# ChordFormer Training on Google Colab

This notebook trains the ChordFormer chord recognition model using pre-extracted features from Google Drive.

## 1. Mount Google Drive

In [None]:
from google.colab import drive
drive.mount('/content/drive')

## 2. Set Paths

**Update these paths to match your Google Drive structure!**

In [None]:
# UPDATE THESE PATHS to match your Google Drive folder structure
DRIVE_BASE = '/content/drive/MyDrive'  # Base path to your Drive

# Path to your features folder (containing song_*.npz files and normalization.json)
FEATURES_DIR = f'{DRIVE_BASE}/features'

# Path to save checkpoints (will be created if doesn't exist)
CHECKPOINTS_DIR = f'{DRIVE_BASE}/checkpoints'

# Path to the chord_recognition code folder
CODE_DIR = f'{DRIVE_BASE}/chord_recognition'

print(f'Features dir: {FEATURES_DIR}')
print(f'Checkpoints dir: {CHECKPOINTS_DIR}')
print(f'Code dir: {CODE_DIR}')

## 3. Verify Paths and Check Data

In [None]:
import os

# Check features directory
if os.path.exists(FEATURES_DIR):
    files = os.listdir(FEATURES_DIR)
    npz_files = [f for f in files if f.endswith('.npz')]
    print(f'✓ Features directory found: {len(npz_files)} .npz files')
    
    # Check for normalization.json
    if 'normalization.json' in files:
        print('✓ normalization.json found')
    else:
        print('✗ WARNING: normalization.json not found!')
else:
    print(f'✗ ERROR: Features directory not found at {FEATURES_DIR}')
    print('Please update FEATURES_DIR path above')

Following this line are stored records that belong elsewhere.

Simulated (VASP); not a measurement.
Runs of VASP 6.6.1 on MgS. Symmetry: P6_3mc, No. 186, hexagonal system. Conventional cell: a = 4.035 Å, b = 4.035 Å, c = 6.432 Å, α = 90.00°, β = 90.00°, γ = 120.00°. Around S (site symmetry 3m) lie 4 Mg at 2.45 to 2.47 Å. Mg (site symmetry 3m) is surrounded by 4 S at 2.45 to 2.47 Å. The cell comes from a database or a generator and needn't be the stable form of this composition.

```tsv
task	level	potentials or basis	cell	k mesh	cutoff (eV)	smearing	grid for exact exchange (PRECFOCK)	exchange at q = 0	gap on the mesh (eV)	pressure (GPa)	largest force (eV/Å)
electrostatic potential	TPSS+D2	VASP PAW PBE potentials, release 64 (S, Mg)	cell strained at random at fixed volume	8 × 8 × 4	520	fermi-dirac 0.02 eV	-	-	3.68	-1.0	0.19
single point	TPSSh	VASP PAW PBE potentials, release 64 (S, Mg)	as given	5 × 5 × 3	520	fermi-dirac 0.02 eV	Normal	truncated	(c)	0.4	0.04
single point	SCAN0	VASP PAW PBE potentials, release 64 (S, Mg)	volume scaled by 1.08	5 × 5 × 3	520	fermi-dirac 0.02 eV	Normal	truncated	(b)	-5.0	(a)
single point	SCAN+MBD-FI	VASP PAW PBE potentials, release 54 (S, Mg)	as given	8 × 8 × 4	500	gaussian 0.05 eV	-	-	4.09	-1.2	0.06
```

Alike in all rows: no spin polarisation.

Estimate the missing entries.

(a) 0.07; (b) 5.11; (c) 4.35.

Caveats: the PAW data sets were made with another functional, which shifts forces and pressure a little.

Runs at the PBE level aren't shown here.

# Check/create checkpoints directory
os.makedirs(CHECKPOINTS_DIR, exist_ok=True)
print(f'✓ Checkpoints directory ready: {CHECKPOINTS_DIR}')

# Check code directory
if os.path.exists(CODE_DIR):
    print(f'✓ Code directory found')
    if os.path.exists(f'{CODE_DIR}/train.py'):
        print('✓ train.py found')
else:
    print(f'✗ ERROR: Code directory not found at {CODE_DIR}')

## 4. Install Dependencies

In [None]:
!pip install torch numpy tqdm scipy mir_eval -q
print('✓ Dependencies installed')

## 5. Check GPU

In [None]:
import torch

if torch.cuda.is_available():
    gpu_name = torch.cuda.get_device_name(0)
    gpu_memory = torch.cuda.get_device_properties(0).total_memory / 1e9
    print(f'✓ GPU available: {gpu_name} ({gpu_memory:.1f} GB)')
else:
    print('✗ WARNING: No GPU available! Training will be slow.')
    print('Go to Runtime > Change runtime type > GPU')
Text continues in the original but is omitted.